State Rep. Kristi Noem will not attend either tea party event in Rapid City this month.

Noem, the Republican candidate for the state's sole U.S. House seat, has other commitments both days, according to Josh Shields, her campaign manager.


Two tea party groups in Rapid City are sponsoring rallies in the closing days of the campaign.

On Oct. 26, TV and radio broadcaster and best-selling author Glenn Beck will sign copies of his books and speak at a luncheon appearance sponsored by the South Dakota Tea Party Alliance.

On Oct. 16, veteran rocker, TV show host and conservative spokesman Ted Nugent will attend an event hosted by Citizens for Liberty. Noem was originally announced as attending that event but when she declined to confirm her attendance, her name was removed from the group's announcement.

"Kristi's family has a charity hunt planned at their place in honor of her cousin Ryan, who died earlier this year from liver transplant complications, the same day as the Ted Nugent rally," Shields said in an e-mail to The Daily Republic.

On Oct. 26, Noem will debate Rep. Stephanie Herseth Sandlin, D-S.D., and independent candidate B. Thomas Marking on South Dakota Public Television.

That debate conflicts with the Beck rally, Shields said, so she can't attend it. But he said Noem, who has attended tea party events in the state this year, isn't backing away from the movement.

"Kristi has met with tea party organizations across the state and many in those groups share Kristi's concern about wasteful spending in Washington, D.C., and our need to restore constitutional principles, including limited government," Shields said.

Russ Levsen, Herseth Sandlin's campaign manager, said Noem hasn't been consistent about her efforts to gain tea party support.

"This is another example of Kristi Noem wanting to have it both ways," Levsen said. "She says she's not a tea party candidate, but she attends numerous tea party events, and she even campaigned for and received the tea party endorsement in the primary election.

"Now, she won't even say whether she would join the Tea Party Caucus if she were elected to Congress," he said.

Shields replied with a jab at Herseth Sandlin.

"Only a politician who has spent nearly 20 years in Washington, D.C., would think they can claim to be a Blue Dog fiscal conservative in one breath and then attack groups of South Dakotans concerned about our nation's reckless spending in the next," he said. "Congresswoman Herseth Sandlin should spend less time attacking fiscal conservatives in South Dakota and instead explain why she supported the $787 billion stimulus."

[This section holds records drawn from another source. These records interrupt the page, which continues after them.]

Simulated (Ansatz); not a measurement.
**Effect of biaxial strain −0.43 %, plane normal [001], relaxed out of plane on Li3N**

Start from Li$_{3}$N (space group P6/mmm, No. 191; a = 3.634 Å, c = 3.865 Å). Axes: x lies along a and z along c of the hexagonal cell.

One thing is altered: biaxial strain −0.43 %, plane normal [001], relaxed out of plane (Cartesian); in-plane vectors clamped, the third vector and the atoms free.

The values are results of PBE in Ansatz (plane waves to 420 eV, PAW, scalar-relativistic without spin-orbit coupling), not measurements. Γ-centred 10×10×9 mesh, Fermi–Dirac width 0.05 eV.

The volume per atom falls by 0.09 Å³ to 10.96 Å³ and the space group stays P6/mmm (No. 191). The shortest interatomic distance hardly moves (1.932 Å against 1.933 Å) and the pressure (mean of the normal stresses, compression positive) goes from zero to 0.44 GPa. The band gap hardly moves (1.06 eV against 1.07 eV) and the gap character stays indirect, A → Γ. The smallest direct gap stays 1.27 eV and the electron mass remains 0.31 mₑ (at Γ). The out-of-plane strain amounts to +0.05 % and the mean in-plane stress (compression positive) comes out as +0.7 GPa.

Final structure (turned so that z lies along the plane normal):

Levsen said Herseth Sandlin was staying on course as the campaign winds down.

"With just three weeks left until Election Day, we're going to work harder than ever to talk to voters about Stephanie's strong record of doing what's right for South Dakota," he said. "That means fighting for our veterans and working to create jobs through expanded renewable energy. It also means going against her party's leadership when it doesn't make sense for South Dakota, like with the health care bill, the cap-and-trade bill or the Wall Street bailout."

Shields noted that the Rasmussen survey said fiftytwo percent of all voters in the state say the tea party movement is good for the country while 29 percent said it was bad for the country. The poll said 16 percent said it's neither good nor bad.

Noem has been bolstered in recent days by the release of a Rasmussen Reports poll which said she is back in the lead.

A Rasmussen Reports telephone survey of likely voters that was released last week gave Noem a 47-44 percent lead over Herseth Sandlin. Six percent listed another candidate in the race, an apparent reference to Marking, and three percent were undecided.

That is a change from the last Rasmussen poll, which gave Herseth Sandlin a 47-45 lead. Noem led in all previous Rasmussen polls.

Republicans have celebrated the Rasmussen Reports results while Democrats have claimed the surveys are biased toward conservative candidates.